Sports Car

Ford Celebrates 60th Anniversary of the Mustang

A teaser photo showing a 60th anniversary Ford Mustang badge

The first buyer drove home in a Ford Mustang on April 14, 1964. America’s dreams haven’t been the same since. (Though, funny enough, that first one was sold in Canada).

What started as an effort to attract younger buyers to the Ford brand wound up attracting millions of buyers over the course of 60 years – so far.

The 2024 Ford Mustang wrapped in Ford's Matte Film Wrap, seen in profile

Last One Standing

Everyone else is rethinking the pony car. Dodge shut down Challenger production and is easing fans into the electric era with a 2025 Charger available with six cylinders or, if you want more speed, electric power. Chevy has retired the Camaro (likely to unretire it in a few years as an electric vehicle).

But the Mustang is going nowhere. In its seventh generation, it’s available with anywhere from 315 to 500 horsepower (or 800, if you consider the barely-road-legal GTD a Mustang, though most buyers just tow that one to the race track). It has touchscreens and a drift stick that would make the buyer of that first Mustang marvel. But the formula remains – lots of power, rear-wheel drive (RWD), and looks that combine curves and straight lines to suggest muscle.

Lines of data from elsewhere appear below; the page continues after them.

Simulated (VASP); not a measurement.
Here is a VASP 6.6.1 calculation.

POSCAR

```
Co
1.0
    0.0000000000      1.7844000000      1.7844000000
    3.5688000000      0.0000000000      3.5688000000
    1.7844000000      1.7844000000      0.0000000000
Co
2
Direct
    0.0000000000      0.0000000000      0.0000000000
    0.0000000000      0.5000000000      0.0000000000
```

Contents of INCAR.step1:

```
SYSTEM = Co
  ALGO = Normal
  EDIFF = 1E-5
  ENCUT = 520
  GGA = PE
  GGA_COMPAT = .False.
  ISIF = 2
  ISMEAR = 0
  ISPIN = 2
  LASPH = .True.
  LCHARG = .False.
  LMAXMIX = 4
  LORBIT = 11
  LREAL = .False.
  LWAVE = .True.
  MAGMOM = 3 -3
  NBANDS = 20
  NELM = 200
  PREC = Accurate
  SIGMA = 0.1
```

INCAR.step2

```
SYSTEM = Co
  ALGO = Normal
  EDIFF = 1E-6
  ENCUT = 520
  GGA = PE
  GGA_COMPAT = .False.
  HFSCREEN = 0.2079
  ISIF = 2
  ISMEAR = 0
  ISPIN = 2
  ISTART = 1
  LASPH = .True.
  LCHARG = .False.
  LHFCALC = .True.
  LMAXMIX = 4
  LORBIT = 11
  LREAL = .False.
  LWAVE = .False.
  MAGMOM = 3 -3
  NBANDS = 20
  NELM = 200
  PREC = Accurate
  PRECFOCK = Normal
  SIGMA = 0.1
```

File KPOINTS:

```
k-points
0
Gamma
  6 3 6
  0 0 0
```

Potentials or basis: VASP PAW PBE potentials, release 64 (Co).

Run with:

You can still get it in a convertible. You can still get it with a stick.

Ford says the Mustang marks its birthday “as America’s best-selling sports car based on 2023 U.S. registrations – and as the best-selling sports car globally for more than ten years.” The company has “sold more Mustangs in our history than the population of major cities like Chicago, London, or Seoul,” notes Ford’s Jeff Marentic, General Manager, North America/Global Truck, Family, and Enthusiast Vehicles.

A teaser photo showing a 60th anniversary Ford Mustang badge

Birthday Celebration in Charlotte

Ford will celebrate the Mustang’s 60th with an event almost 60 years to the day from that first sale. On April 17, the faithful can gather at Charlotte Motor Speedway to honor the last true muscle car. Ford says fans will “meet Ford Performance racing drivers, get up close and personal with monster Mustangs, including the Mustang Mach-E 1400, and see the entire array of racing Mustangs in one place. Ride-alongs in Mustangs on a drift track and around Charlotte’s famed Roval will give a first-hand taste of not just Mustang performance, but some of the skills they can learn through Mustang’s new ownership experiences.”

They’ll also get an up-close look at a 60th Anniversary Appearance Package created to mark the year. We know it will wear “a special Vermillion Red and Ebony Black logo, inspired by the badging and wheel center caps on the Mustang that debuted at the 1964 World’s Fair, at the New York Auto Show.” The rest is a mystery for now.

If you can’t make it, Ford will livestream it.

And some Mustang owners will get a birthday gift from Ford. The company explains, “Seventh-generation Mustang owners,” those who own a car from model year 2024, “can celebrate the 60th anniversary with an exclusive new feature coming to their cars around April 17. Owners will need to turn on ‘Automatic Software Updates’ in the ‘Settings’ menu through their vehicle’s SYNC 4 touchscreen to receive this special feature.”